Investing

Yahoo!'s Most Important Director: David W. Kenny

David W. Kenny is Yahoo!’s (NASDAQ: YHOO) most important director now. He serves on the Nominating and Corporate Governance Committee. One of the charters of the committee is developing and recommending to the Board a set of corporate governance principles applicable to the Company and overseeing corporate governance matters in general.The other two members of this committee are Patti Hart who has been accused of misrepresenting her educational background, and Arthur H. Kern who has decided not to stand for re-election to the board.

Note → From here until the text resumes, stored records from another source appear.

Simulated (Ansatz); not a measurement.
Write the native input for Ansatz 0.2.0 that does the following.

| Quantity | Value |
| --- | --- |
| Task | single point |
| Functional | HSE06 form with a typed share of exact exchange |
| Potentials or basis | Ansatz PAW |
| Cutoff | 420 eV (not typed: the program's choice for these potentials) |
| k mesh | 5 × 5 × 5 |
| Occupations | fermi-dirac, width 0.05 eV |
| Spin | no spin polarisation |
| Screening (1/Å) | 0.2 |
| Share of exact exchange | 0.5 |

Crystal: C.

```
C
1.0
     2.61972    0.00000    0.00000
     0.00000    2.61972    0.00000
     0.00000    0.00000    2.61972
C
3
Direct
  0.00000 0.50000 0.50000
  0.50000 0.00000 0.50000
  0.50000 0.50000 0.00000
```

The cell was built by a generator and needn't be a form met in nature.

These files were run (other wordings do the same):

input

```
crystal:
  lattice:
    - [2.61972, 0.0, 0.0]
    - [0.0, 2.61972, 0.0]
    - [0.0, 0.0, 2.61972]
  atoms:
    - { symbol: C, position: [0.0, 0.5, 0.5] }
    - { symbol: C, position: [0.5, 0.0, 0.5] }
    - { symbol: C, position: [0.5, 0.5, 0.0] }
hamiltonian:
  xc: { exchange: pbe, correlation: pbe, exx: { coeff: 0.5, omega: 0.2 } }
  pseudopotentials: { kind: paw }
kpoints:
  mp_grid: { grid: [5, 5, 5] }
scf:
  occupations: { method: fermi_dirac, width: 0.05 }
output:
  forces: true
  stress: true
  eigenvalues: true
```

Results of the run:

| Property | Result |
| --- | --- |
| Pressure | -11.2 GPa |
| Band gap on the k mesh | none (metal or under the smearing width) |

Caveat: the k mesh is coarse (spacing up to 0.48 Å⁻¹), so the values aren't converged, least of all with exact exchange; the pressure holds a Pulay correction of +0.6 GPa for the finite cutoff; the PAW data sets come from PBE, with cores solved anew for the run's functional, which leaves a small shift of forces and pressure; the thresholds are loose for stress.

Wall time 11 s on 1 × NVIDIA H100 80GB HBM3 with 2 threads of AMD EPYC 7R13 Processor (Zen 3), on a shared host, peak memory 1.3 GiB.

The new problems at Yahoo are well chronicled. CEO Scott Thompson claimed he had a degree in computer science from Stonehill College. He doesn’t.  Hart, who led the search for Thompson, claimed she has a degree in degree in marketing and economics from Illinois State University. She does not.

The pressure on Kenny is even greater because of the huge turnover in the Yahoo! board. Roy J. Bostock. Vyomesh Joshi, and Arthur H. Kern have left this year. Peter Liguori, Alfred J. Amoroso, John D. Hayes, Thomas J. McInerney, and Maynard G. Webb, Jr. joined this year. The new members cannot be expected to know as much about the company or management as Kenny who has been there for the longest period of time.

Most governance experts believe that the board has no choice other than to force Hart and Thompson off the board. Each of the two has been accused of lying about an important aspect of their professional qualifications. The board has to hold members and management to high ethical standards. The damage to Thompson’s reputation will certainly critically impair  his relationship with investors, customers, and employees. The sole argument that he should stay is based on the notion that hiring yet another CEO would cause irreparable damage to this public corporation which is already in desperate trouble.

Kenny really does not have any choice about the role he has to play in the decisions about Hart and Thompson. His committee membership alone makes him the central figure in guiding the board’s deliberations and decisions. Whatever happens, he will be judged more  than any other board member. The structure of public company governance leaves him no alternative.